The End of TLS1.0/1.1 - FYI

This is a little PSA for those that don’t keep up on things. As of March 2020 vendors have started to pull support for anything less than TLS1.2. This is from browsers vendors (Chrome, Firefox, Safari, etc) to Cisco and others. This also includes that CA authorities.

What does this mean? Well, for those using current phones not much. They support TLS1.2 so you just need to make sure your cert is current. Using older phones, like a Cisco 79XX, probably means that TLS support doesn’t exist (still on SSL versions) or they never got TLS1.2 support put into them. This also means that turning on the support for older SSL/TLS versions in OpenSSL won’t do the trick because certs will no longer have those in them.

Oh and certs that have life spans longer than 36 months are being rejected. So creating a self-sign cert for 10 years will no longer work as devices/browsers, etc will reject them (if they aren’t already).
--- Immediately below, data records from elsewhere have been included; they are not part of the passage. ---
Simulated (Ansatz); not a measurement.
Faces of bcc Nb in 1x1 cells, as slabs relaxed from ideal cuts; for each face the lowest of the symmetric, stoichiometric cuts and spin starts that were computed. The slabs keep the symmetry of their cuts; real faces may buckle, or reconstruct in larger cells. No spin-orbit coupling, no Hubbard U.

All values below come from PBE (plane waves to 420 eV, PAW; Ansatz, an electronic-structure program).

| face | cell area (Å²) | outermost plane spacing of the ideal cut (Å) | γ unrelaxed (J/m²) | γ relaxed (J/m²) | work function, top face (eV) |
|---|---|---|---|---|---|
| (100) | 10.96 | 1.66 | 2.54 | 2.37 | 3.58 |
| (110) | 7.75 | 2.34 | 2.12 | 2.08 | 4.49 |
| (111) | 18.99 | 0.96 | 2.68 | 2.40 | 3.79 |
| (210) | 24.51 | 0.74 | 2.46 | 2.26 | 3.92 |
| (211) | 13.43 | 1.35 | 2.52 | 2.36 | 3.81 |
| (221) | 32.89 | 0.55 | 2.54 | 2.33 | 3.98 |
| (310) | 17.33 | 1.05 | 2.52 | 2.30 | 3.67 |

So if you’re using EOL/out-of-date phones and TLS for your SIP connections, you should be looking at the long term and probably look at replacing the phones.


Tom, do you mean TLS1.2 ? I think that is still supported.

Thanks, you are right on that. Updated to reflect that.

Maybe it will be security/TLS that drives more adoption of WebRTC and less of SIP for user endpoints.

I’m personally disappointed in that, because it seems to me like the VoIP community and (smaller) vendors have held back on security while every other Internet-related technology has steamed ahead, for years.

The idea of “sips:” was too difficult and fraught with gotchas and no one ever took it seriously.

No one should be deploying devices like this to production in the present day. I have them on my desk at home for amusement and hobby. If anyone is deploying this kind of legacy gear they need to think hard about what they are doing. Great deal on them from the flea market, yes… appropriate for the modern network, no.

WebRTC is just a method and transport (WS/WSS) and basically it is a SIP client since WebRTC won’t work without a Chan_SIP or Chan_PJSIP based peer/endpoint (for Asterisk). So it is still a SIP endpoint that uses WSS to connect vs UDP/TCP/TLS.

Let’s been honest, what is more the case here? Vendors being slow or the fact the VoIP community has pushed back on things that would make their 10+ yo devices no longer usable. Too much of the VoIP community relies on out-dated hardware and solutions. To make it worse, too many still advocate this is all OK and should be allowed.

Yet look at this forum and all other community forums, they are highly in use still. The Asterisk CallManager patch, making SCCP fixes for FreePBX, all that does nothing more but encourage and facilitate this.

Odds are most tls using security-conscious users aren’t using equipment that old.

But if using older phones, they’ll likely work as long as wanted. It should only be an issue if the phones interact with outside services that won’t continue to allow the older protocols. For servers under your control, it’s your choice to allow the older protocols or not - but why bother with tls if it isn’t secure.

Despite the hype, browsers will continue to function with insecure servers for the foreseeable future, they just throw up a warning, similar to using a self-signed cert.


Can you please explain a bit more? Does this mean that any certs purchased before march 31 would not help to register phones with TLS? I use mostly Mitels and I see that they have trouble registering with the certs purchased earlier than that.


It’s all over the Internet in articles and announcements. TLS1.0/1.1 has exploits and security holes and is considered insecure. While most aren’t using it there are those that will use it, like in FreePBX, because their devices don’t support TLS1.2 so they are making themselves insecure.

Just like how browsers and other things aren’t accepting certs with lifespans longer than 36 months anymore. Long term certs can end up become obsolete as things evolve. There could be people with long term certs from 7 years ago that still have 3 year left on their certs and boom, they are no good because they don’t have anything current in them for TLS1.2.

Yes, I read those internet articles.

I am having trouble with certs that I purchased around 2 years back. Some of them I renewed just 2 months back and they are failing. I have since purchased a new cert from the same certificate authority and that made the phones work.

So, I am just wondering if this was known for a while, why the certs that got renewed few months back are failing. Shouldn’t they have TLS1.2 in it? Maybe, its a question that I need to address to the CA. But, just wanted to check with you first before I send this to them.

Certs do not fail. But they expire.

Did yours “fail” starting this past weekend? An intermediate that was in the chain of many Comodo certs expired on May 30. The solution is not to replace your server cert but to update the intermediate chain.

If you happened to buy your cert from Namecheap, those guys were issuing the expiring intermediate up through just a few weeks ago.

1 Like

Yes, I am using namecheap. Its puzzling why they were issuing certificates with expiring intermediate chain.

This topic was automatically closed 31 days after the last reply. New replies are no longer allowed.